Exercises and my answers
- What happens if you change the dropout probabilities for the first and second layers? In
particular, what happens if you switch the ones for both layers? Design an experiment to
answer these questions, describe your results quantitatively, and summarize the qualitative
takeaways.
- Nothing much changes based on the final accuracy to compare. I compared for 10 epochs but no significant difference.
- Increase the number of epochs and compare the results obtained when using dropout with
those when not using it.
- there is no significant difference in loss. I am getting comparative results in both. (I am wondering if my implementation is faulty)
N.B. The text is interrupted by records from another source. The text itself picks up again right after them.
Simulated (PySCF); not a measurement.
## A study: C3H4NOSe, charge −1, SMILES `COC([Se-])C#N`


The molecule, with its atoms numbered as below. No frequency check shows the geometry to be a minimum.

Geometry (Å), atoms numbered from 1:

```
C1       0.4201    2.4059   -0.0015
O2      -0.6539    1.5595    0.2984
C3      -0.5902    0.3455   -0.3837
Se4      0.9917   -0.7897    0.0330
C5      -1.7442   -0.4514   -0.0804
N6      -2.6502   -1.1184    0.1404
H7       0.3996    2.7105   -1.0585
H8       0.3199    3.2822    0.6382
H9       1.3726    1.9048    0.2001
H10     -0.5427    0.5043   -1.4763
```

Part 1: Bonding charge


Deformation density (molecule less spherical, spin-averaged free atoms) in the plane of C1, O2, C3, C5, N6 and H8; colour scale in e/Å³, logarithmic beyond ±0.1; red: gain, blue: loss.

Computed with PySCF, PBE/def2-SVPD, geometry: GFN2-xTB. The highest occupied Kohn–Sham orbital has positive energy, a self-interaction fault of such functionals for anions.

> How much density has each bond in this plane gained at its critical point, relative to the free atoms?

- What is the variance of the activations in each hidden layer when dropout is and is not applied? Draw a plot to show how this quantity evolves over time for both models.
- What is meant by variance here do we just apply torch.var over the net.linear weight layers? this is the graph I came up with. after getting variance in forward propogation of hidden layers.
- Why is dropout not typically used at test time?
- Because we would like all the features weights to be useful and consequential to making the prediction.
- Using the model in this section as an example, compare the effects of using dropout and
weight decay. What happens when dropout and weight decay are used at the same time?
Are the results additive? Are there diminished returns (or worse)? Do they cancel each other
out?
- The returns are diminished when using both, compared to using them individually.
- What happens if we apply dropout to the individual weights of the weight matrix rather than
the activations?
- it is still training. But with some slight oscillation in loss. This is the forward implementation
def forward(self, X):
out = self.lin1(X.reshape(-1,784))
out = dropout_layer(out, self.dropout1)
out = self.relu(out)
out = self.lin2(out)
out = dropout_layer(out, self.dropout2)
out = self.relu(out)
out = self.lin3(out)
return out
- Invent another technique for injecting random noise at each layer that is different from the
standard dropout technique. Can you develop a method that outperforms dropout on the
Fashion-MNIST dataset (for a fixed architecture)?
- I propose to add noise after each hidden layer.
class net_epsilon(nn.Module):
def __init__(self, num_inputs=784, num_outputs=10, num_hidden1=256, num_hidden2=256, epsilon_m=0.02, epsilon_d=0.02):
super(net_epsilon, self).__init__()
self.lin1 = nn.Linear(num_inputs, num_hidden1)
self.lin2 = nn.Linear(num_hidden1, num_hidden2)
self.lin3 = nn.Linear(num_hidden2, num_outputs)
self.relu = nn.ReLU()
self.epsilon_m = epsilon_m
self.epsilon_d = epsilon_d
self.num_inputs = num_inputs
def forward(self, X):
out = self.relu(self.lin1(X.reshape(-1,self.num_inputs)))
out = out + torch.normal(self.epsilon_m, self.epsilon_d, (out.shape))
out = self.relu(self.lin2(X.reshape(-1, self.num_inputs)))
out = out + torch.normal(self.epsilon_m, self.epsilon_d, (out.shape))
out = self.lin3(out)
- the results are not that promising though. The thing is the model predict well the losses are so close that you cant really conclude anything.